This is a follow up to last week’s post, MinnCAN coming to the IASC area…
Nathan Bergstedt Herald Review
A couple schools in Itasca County received a visit on Wednesday, Sept. 18, from the state-wide educational organization MinnCAN because of their continuing efforts to close the achievement gap. King Elementary in Deer River and the Reading and Math Academy (RAMA) at Robert J. Elkington Middle School in Grand Rapids both hosted MinnCAN Executive Director Daniel Sellers, who came to Itasca County in order to meet face-to-face with some of the people who work on the ground level of public education, as opposed to just reading the testing stats.
“We decided if we’re going to go visit schools around the state, let’s go to the schools that are doing something right and learn from them,” said Sellers. “As we go back this spring to advocate to the legislature, our goal is to bring stories, lessons, and ideas back from greater Minnesota.”

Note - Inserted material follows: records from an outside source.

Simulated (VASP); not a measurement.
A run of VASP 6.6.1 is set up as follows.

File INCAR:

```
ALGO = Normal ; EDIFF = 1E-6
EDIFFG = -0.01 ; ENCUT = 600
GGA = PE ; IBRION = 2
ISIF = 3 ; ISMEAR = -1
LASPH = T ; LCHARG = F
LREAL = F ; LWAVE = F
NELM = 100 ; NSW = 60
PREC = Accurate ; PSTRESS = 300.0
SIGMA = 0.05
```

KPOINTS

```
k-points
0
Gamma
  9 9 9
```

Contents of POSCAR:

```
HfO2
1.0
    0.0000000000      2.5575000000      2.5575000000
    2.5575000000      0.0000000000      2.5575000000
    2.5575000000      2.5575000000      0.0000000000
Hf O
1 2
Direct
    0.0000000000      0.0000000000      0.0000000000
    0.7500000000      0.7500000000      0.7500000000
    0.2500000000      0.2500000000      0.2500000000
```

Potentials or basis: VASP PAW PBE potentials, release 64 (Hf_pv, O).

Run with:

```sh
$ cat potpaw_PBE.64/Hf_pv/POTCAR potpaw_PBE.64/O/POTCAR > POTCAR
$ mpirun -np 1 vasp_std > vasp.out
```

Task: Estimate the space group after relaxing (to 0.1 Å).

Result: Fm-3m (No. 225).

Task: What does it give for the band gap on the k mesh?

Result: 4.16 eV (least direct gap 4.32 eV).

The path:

MinnCAN began in 2011 with a primary focus on metro area schools. The organization’s scope has since widened to take on the entire state. This is the first year it has conducted a tour of schools throughout greater Minnesota.
MinnCAN’s “Road To Success” tour includes 11 different stops around the state, including Cloquet, Brainerd, Fergus Falls, Bemidji, Detroit Lakes, Redwood Falls, Marshall, Cottage Grove, Northfield, and Mounds View/New Brighton. There are a total of 16 schools which are being recognized on the tour, which are standing out because of the work that has been done to encourage and assist the demographics of students who have historically under-performed academically, such as Native American, Latino, low-income families, and students for whom English is a second language. King Elementary made the list because of the exceptional work done with Native American students, many of whom also are low-income.
Though the tour has only just begun, with the visit to Itasca County being only the second stop after Cloquet, Sellers said that he’s already noticing some similarities between issues that metro schools and rural schools face, namely having to figure out ways to close the achievement gap between low-income students and their higher-income counterparts. He added that one of the reasons schools like King have managed to stand out amongst the rest is because of strong-leadership from the top down.
“At the schools that I’ve visited, I was impressed with the aligned vision, the commitment to student achievement, and the willingness to address the achievement gap head on,” said Sellers.
One thing that King Elementary Principal Amy Galatz said she hopes to see come out of this visit as far as the state legislature is concerned is more funding for early childhood education. She, in part, credits King’s success on their continued focus on early childhood programming.
“When you look at achievement gap data, one of the top pieces of research time and time again is that early childhood makes a difference in closing the achievement gap,” said Galatz.
Following the visit on Wednesday, Seller said that a couple unifying concerns amongst school districts that he’s seen is the need for the state to quit changing the standards goals when it comes to state testing, as well as there being a desire to have more local control over how resources are allocated. State and federal funding often comes with caveats in order to maintain accountability in how funds are spent, which often translates into programs which cost more than the dollars can afford. This results in concerns on the local level on how some of the needed programming can be sustained. This, said Sellers, will be one of the things MinnCAN will be bringing to the legislature in the spring.